From Officeworks, Declutter expert Anita Birges joins Dr Green to discuss some of the more common workspace environments they've observed, and how different personality types can set up decluttering systems to suit their needs and working styles.
The Minimalist Workspace
“Less is more” is the mantra of a minimalist workspace.
"This type of workspace is attractive to someone who desires simplicity and has a preference for focusing on one thing at a time. And whilst we’ve all been encouraged to “multi-task” there’s growing research to suggest that our brains don’t work well in multi-tasking mode. In fact, it can be much better for our wellbeing and productivity to focus on one thing at a time," Dr Green explains.

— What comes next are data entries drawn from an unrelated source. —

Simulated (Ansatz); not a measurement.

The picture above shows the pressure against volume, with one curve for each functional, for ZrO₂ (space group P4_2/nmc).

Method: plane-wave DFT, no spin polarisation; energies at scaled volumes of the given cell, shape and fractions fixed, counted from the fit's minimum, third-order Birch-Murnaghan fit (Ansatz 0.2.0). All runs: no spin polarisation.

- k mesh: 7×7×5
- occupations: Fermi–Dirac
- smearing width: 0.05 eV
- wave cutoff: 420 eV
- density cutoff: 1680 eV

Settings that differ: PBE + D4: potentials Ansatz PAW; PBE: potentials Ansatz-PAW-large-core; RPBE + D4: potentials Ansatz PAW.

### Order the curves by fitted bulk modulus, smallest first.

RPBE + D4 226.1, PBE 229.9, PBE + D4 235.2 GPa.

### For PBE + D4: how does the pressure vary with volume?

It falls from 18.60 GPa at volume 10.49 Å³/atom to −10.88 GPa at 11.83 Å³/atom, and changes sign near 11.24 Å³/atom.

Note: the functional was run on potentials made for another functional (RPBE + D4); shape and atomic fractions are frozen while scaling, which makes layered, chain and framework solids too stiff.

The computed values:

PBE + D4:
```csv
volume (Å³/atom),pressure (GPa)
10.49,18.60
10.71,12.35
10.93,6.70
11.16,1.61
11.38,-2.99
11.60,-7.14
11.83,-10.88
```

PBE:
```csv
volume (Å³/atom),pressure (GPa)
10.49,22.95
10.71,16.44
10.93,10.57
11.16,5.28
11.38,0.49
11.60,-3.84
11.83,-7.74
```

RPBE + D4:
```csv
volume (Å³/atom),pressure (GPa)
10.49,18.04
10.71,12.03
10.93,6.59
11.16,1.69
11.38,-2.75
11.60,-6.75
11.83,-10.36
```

"Having a simplified workspace with a minimalist touch will provide the opportunity to focus, with less detail to detract us from the task. Whilst this may not be your preference, be mindful that if you have one large task to complete in a brief period of time and need to focus, perhaps clearing your desk and only leaving what’s necessary could be the best approach."
Birges says, "your workspace will be clear of clutter, your storage and furniture will be in neutral colours and you love clean and simple lines."
"Once you have the minimalist approach in place, you need to follow a simple rule: one-in-one-out."
"This should apply to your desk and surrounding office space as well. If you bring in anything new (furniture, office supplies, technology), remove the old. This will reduce duplicates in future and will keep your space clutter-free."
The Highly Organised Workspace
This type of workspace is for the conscientious person who values efficiency and productivity.
Be aware this style is a choice and is not enforced by the boss or the company, says Dr Green.
"This person generally dislikes clutter and in fact can become upset or stressed if people place items on their desk when they’re not there, if their in-tray overflows or there’s just too much happening in their workspace!"
Dr Green says this type of workspace is generally useful for when juggling a number of projects or feeling a tad overwhelmed. Investing half an hour at the beginning and end of the day can assist in bringing order and focus to the multiple tasks you need to achieve.
"If this is not your style, it can be worthwhile considering if you are feeling overwhelmed with too much on."
Birges notes, "put a file organisation system into place within your workspace by implementing two document trays – a ‘keep’ and a ‘toss’ pile. Files that go in the ‘keep’ box should be scanned, filed or archived at the end of every business day, while files that hit the ‘toss’ pile should be thrown out or shredded."
"Although it may take some time getting into this habit, it will save you time in the long-run. This method will also prevent the loss of important information because you will back up your technology; it will also reduce wasted time attempting to find the documents you need."
The Creative Mess Workspace
Dr Green notes, "this is the home of the “crazy ones, the misfits…the ones who see things differently” or so the much-quoted saying by Steve Jobs goes. This workspace is the home of the highly creative ones who thrive on mess."
"Research suggests that creativity is heightened by a messy desk! So even if this is not your general style, if you’re suffering from writer’s block or are having a creativity crisis, mess things up a bit and see what bright ideas arise!"
There's creative mess and then there’s simply a DIRTY MESS, says Birges.
"The presence of creative messiness, as Dr. Suzy points out, can work for creative pursuits for certain people. However, there will come a time where the mess gets out of hand."
Birges continues, "taking five minutes at the end of each day to remove any dirty dishes, leftover food and giving your workspace a quick wipe down to ensure that the creative mess doesn’t turn into dirty mess."
The Styled Workspace
Dr Green says that this workspace is for those that have an appreciation for beauty and excellence and an eye for detail.
"You’ll find their workspace only contains visually appealing objects that are carefully selected for their practicality, but mostly their beauty.
"This personality preference will prioritise beauty before productivity. For many, this style can seem superficial and perhaps even a distraction from the reality of what needs to be done."
"However, research suggests that bringing your attention to beauty in our daily lives can be a simple yet powerful mood-booster. Research also tells us that experiencing a boost to your mood also heightens creativity – so consider the benefits of creating a beautiful workspace."
Birges concludes, "my hot tip is to invest in stylish, good quality furniture and your required technology and then rejuvenate and style your workspace through less-expensive means such as stationery, filing systems and accessories!"